A California transplant now living in Denver, Mark Stephen Levy left his job as a sales executive for a major technology company to spend two years traveling through Europe, Morocco, India, Nepal, Tibet, and China and to write his first novel, Overland. The story is set in Afghanistan, but Mark's travels in India helped set the tone to enable him to write his book. He also writes for a cable TV show, Food Paradise, based in New York City. You can read more about Mark and his novel as well as his adventures in India on his web site, www.overlandthebook.com.
When my adventure/romance novel Overland was published in India early last year, my publisher strongly suggested I come to India to promote it. They didn’t need to ask me twice. I had once toured India in the mid-’80s. I was in a state of rapture the entire time and left with life-changing impressions. I longed to return, and finally, here was my chance!
I got to spend 10 weeks touring around the country, from the Himachal Pradesh towns of Dharamsala and Manali then down the road to Rishikesh and later Kolkata. Then farther south, to Mumbai, Goa, Bangalore, and Kerala. I even gave a speech at a university, Central University Jharkhand in Ranchi. I hadn’t been to any of these places before, yet the place I wanted to visit the most was one I’d already been to on my first trip to India. That heaven on earth known as Kashmir.
Back in 1985, I’d chanced upon a houseboat called the Pala Palace. It was situated on Dal Lake, parallel to the main road in Srinagar, the capital of Kashmir. I’d stayed a week with Aziz, the owner of the houseboat, along with his family. I integrated into their lives with thought-provoking, culturally rich activities on their boat. I’d become especially good friends with Shefi, Aziz’s 14-year-old son.

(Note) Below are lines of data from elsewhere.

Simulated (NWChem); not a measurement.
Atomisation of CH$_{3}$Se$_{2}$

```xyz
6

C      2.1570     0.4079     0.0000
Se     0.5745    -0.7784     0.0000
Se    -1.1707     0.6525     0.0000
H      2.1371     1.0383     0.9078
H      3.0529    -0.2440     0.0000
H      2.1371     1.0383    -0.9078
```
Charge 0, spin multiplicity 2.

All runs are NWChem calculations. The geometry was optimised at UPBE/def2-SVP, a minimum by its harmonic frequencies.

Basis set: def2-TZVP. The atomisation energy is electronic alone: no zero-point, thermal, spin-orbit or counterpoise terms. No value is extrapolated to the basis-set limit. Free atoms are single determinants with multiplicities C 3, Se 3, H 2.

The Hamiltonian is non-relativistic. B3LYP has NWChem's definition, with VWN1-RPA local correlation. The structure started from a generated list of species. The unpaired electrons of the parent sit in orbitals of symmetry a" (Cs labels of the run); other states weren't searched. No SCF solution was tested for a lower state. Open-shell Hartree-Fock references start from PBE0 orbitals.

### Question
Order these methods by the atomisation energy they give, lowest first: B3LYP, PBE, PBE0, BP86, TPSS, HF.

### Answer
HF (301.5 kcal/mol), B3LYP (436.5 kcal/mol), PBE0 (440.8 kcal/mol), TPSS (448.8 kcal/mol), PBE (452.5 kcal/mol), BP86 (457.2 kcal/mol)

Naturally upon my return to Kashmir, I thought how cool it would be to see if Aziz, Shefi, and the houseboat were still around. I arrived into Srinagar’s airport slightly travel weary. When asked by the tourist officials at the airport about my stay here in Srinagar and where my base would be, I mentioned Pala Palace, the only name I knew. A local Kashmiri man nearby overheard this exchange and approached me.
“Yes! I know Aziz and Pala Palace. It is new Pala Palace. Aziz is my cousin.”
He directed me to take a certain bus outside the terminal into town then go to a certain hotel, where Shefi would meet me and take me to the houseboat. I couldn’t believe I was going back to the same houseboat and would see Aziz after 26 years!
Now, outside the airport was another matter. I caught the right bus towards the hotel, but a local guy with a long beard intercepted me and wanted to show me to his houseboat. I turned him down and told him I’d be staying at the Pala Palace, yet we rode the bus together into town. He seemed amiable enough and who was I to say he couldn’t ride the bus? When we got off the bus, he became insistent about my seeing his houseboat. Sometimes, these sorts of things happen and we just have to go with the flow, so … we went to his boat.
It turned out to be a really nice boat, great views and quiet. Even better, they had Internet! When I realized I wasn’t going directly to the Pala Palace, and knowing I had six nights in Kashmir, I figured that was okay. Here I was back in serene and peaceful Kashmir, after all.
I spent a quiet, familiar, and ever exotic first day, savoring the Thursday afternoon. It was a special day in celebration of the coming Islamic holiday on Friday, as prayer calls from all directions were heard bouncing off the lake. It was intoxicating and purely mystical.
Later that evening, through the channels of how things go, Shefi and another man, Aziz’s brother, showed up to this other houseboat. When I didn’t meet Shefi at the hotel, word spread all the way back to the airport and security that an “American arrived and wanted to stay at the Pala Palace but never showed up.” Somehow, they traced my steps all the way to accompanying this bearded man to the other houseboat, and voila, Shefi found me.
|Aziz, 26 years later|
Immediately, we embraced. He was 26 years older, but it was definitely Shefi. I asked about Aziz, and they whisked me off to go see him and the Pala Palace, leaving my bags behind. The Shakira, a small boat that’s the standard means of transportation throughout the lake, pulled alongside the Pala Palace, and there was Aziz. He was much older now, in his 70s, and looked a bit sickly, but he still had that spirit I loved when we met so long ago. He told me he’d been worrying all day about what could have happened to me, repeatedly calling me “my American friend.” His voice was more gravely than ever, his English still rudimentary, but his effort to communicate and the vibes he gave off were touching.
We went to the back of his boat with various members of his family and all talked for a bit over a few cups of tea. We caught up on the past couple decades we’d lost touch. I told him I had written a book and that he had been the inspiration for one of my main characters in Overland. The plan was for me to return the next day with my bags, which I did for two nights. Being found by Shefi this way blew my mind, and what was to follow in the coming days turned out to be the best week of my life.